`clear`ing a dynamic array

Jonathan M Davis via Digitalmars-d-learn digitalmars-d-learn at puremagic.com
Sun Oct 25 17:33:19 PDT 2015


On Sunday, October 25, 2015 17:15:50 Shriramana Sharma via Digitalmars-d-learn wrote:
> Jonathan M Davis via Digitalmars-d-learn wrote:
>
> > Appender really isn't intended to be used as a
> > container - just as a way to make appending more efficient or to have an
> > output range which is an array
>
> I get the part about Appender helping to make an output range of a regular
> array, but I'm not sure how it is supposed to make appending "more
> efficient". I just had a look at the std.array code for appender and
> couldn't figure what was so special – obviously it's my limited knowledge.
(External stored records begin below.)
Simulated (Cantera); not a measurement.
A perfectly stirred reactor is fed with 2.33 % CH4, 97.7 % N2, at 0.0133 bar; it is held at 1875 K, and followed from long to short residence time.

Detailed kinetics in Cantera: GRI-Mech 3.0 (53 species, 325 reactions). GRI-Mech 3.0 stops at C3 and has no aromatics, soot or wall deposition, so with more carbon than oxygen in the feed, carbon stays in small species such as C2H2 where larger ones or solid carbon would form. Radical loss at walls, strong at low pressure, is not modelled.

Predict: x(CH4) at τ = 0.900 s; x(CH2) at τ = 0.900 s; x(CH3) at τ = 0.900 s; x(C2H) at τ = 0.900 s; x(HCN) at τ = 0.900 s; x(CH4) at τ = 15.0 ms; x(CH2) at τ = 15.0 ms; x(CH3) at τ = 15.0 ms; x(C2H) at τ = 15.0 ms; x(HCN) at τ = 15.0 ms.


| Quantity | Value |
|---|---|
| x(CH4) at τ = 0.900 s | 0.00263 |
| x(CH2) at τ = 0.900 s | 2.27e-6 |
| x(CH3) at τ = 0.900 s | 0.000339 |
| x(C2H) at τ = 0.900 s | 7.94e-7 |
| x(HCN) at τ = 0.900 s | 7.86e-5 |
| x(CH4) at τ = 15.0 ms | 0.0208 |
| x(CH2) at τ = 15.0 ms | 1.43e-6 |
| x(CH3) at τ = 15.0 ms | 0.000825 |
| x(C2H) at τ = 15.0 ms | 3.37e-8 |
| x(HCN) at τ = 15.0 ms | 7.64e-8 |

There is bookkeeping in the GC involved with appending to a dynamic array
(e.g. it has to look up whether there is room to grow into the buffer that
backs the dynamic array or even whether the dynamic array is even backed by
a GC-allocated buffer at all). Appender takes advantage of the fact that
it's designed specifically for appending and keeps track of certain things
on its own, bypassing a lot of what ~= normally does in an effort to make
the specific use case of appending a bunch of times in a row efficient. So,
it bypasses a lot of the checks that ~= is normally forced to do, but the
result is that it's really just for constructing an array up front, whereas
~= can be used whenever, and I'm not sure that Appender even works correctly
if you do something like get the array from it and start operating on it
separately from the Appender and then continue to use the Appender. Really,
you're supposed to use it to fill the array with its initial values, get the
array out of the Appender, and then stop using the Appender.